Monday, 9 February 2015

How To Not Not Run

Monday 9th February
Run #40
2k Trying to Keep it Slow

After yesterday's long run and the plan to run home from work tomorrow I knew I needed to keep tonight as light as possible. Outside of The Streak I'd call it a rest day and not think anything more of it. Hell, a justified rest day was one of my favourite aspects of being a runner.

But one if the biggest challenges, I'm realising, of running every day is not actually the running, but the not not running: trying to plan how to fit in longer runs, harder runs or faster runs without the days off in between. To see if there is a way between all the research and conventional wisdom that dictates is necessary and needed by your body to recover sufficiently to not get broken on the bigger efforts.

I have headed out for 'short' runs in the last few weeks but, feeling good, once out a few k has become 5 or 6. Which may not sound like much but for me to be back-to-backing 5ks daily is considerable when 25k a week was my usual (and not frequent) max pre-Streak.
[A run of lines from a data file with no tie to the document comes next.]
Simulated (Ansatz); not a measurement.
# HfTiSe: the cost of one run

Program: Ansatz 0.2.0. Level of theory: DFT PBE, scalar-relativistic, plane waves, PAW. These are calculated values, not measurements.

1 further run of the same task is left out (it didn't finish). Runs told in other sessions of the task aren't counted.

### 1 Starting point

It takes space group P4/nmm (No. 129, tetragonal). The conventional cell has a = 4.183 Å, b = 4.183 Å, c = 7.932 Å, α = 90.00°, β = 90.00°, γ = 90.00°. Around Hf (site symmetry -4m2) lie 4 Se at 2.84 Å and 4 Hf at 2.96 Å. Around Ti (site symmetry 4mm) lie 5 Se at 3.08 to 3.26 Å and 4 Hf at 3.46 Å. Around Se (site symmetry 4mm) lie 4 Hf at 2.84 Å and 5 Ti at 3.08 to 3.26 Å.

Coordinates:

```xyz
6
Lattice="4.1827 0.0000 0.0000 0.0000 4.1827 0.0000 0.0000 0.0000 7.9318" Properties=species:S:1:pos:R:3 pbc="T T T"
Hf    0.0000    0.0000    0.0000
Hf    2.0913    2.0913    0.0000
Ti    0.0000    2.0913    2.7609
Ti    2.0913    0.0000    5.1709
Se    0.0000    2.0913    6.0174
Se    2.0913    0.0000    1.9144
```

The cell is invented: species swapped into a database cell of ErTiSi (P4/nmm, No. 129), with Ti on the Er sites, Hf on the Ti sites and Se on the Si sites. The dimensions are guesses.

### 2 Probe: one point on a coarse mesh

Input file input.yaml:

But as the days are going on I am realising that, if I never get a rest day, I really need to get as close to a rest day as possible while running, if I'm not going to get an overuse injury. I'm sure there are a lot of people that could run daily with no issue at all. But back when I stopped running a decade ago it was shin splits that put me off. So, once bitten, I am running scared of running too much. To counter this I'm trying to remember to stretch religiously after every run and build in some recovery running.

So tonight I was determined to keep to the minimum 2k, and keep the pace slow enough that I could breathe solely through my nose. I managed it, but it's amazing how difficult it is to slow down. Especially when it's chilly out! I consciously reminded myself the entire way that ‘this is not a run: it's a recovery disguised as a run’ and it needs to be short enough and slow enough to be as good as a rest. And so it was.